Well the candle wax mightve been sexy if he didn't drop the candle and light half my bed on fire
Im at a strip club, and the dancer just farted into my face. The bad part about that is I could taste the wings I bought her earlier
I just saw a man salute the budweiser truck on the highway. I want to follow him and shake his hand.
I was thinking Sara Jessica Parker was hot. That high.
He told me I took off my shirt, asked for the latino thunder and jumped on him. I want to question this but it sounds too much like me.
You sucked the drug dealers dick for a 20 of coke...?
Nooo, I payed for that. I sucked his dick because I had an urge.
Ummm I just broke my no puke streak at church
Still had my bottle opener ring on. Started to give him a hand job. LOL
Just blew my age on the breathalyzer. I also have 8 stitches in my head. So worth a .22 though. All time record.

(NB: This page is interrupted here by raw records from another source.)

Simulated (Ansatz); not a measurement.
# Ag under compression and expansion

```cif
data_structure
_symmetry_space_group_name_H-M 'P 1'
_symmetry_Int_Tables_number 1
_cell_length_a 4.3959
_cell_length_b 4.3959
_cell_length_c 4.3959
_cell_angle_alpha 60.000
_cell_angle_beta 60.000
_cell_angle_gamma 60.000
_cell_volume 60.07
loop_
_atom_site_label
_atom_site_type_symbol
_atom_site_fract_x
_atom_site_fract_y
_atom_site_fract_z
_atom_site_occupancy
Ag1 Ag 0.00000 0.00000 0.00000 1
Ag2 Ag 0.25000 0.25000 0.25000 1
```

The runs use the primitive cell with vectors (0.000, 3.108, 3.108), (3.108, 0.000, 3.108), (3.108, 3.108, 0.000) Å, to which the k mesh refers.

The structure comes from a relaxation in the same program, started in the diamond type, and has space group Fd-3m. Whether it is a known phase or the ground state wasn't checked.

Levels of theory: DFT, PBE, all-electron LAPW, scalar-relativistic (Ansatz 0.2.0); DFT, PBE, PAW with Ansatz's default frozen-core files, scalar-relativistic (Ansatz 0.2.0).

It's been this way for a few days. I had chick fil a on Friday so this could be an attack from the Gay Gods as punishment.
Mom just referred to a 9 year old as "this bitch", so I'd say day drinking was a success.
He wins the giant teddy bear for getting the neuva ring on the dick
I can see the future and your future is full of penis
He's gonna turn my vagina into the Sahara desert
What was the name of that sleazy asshole I'm not allowed to sleep with?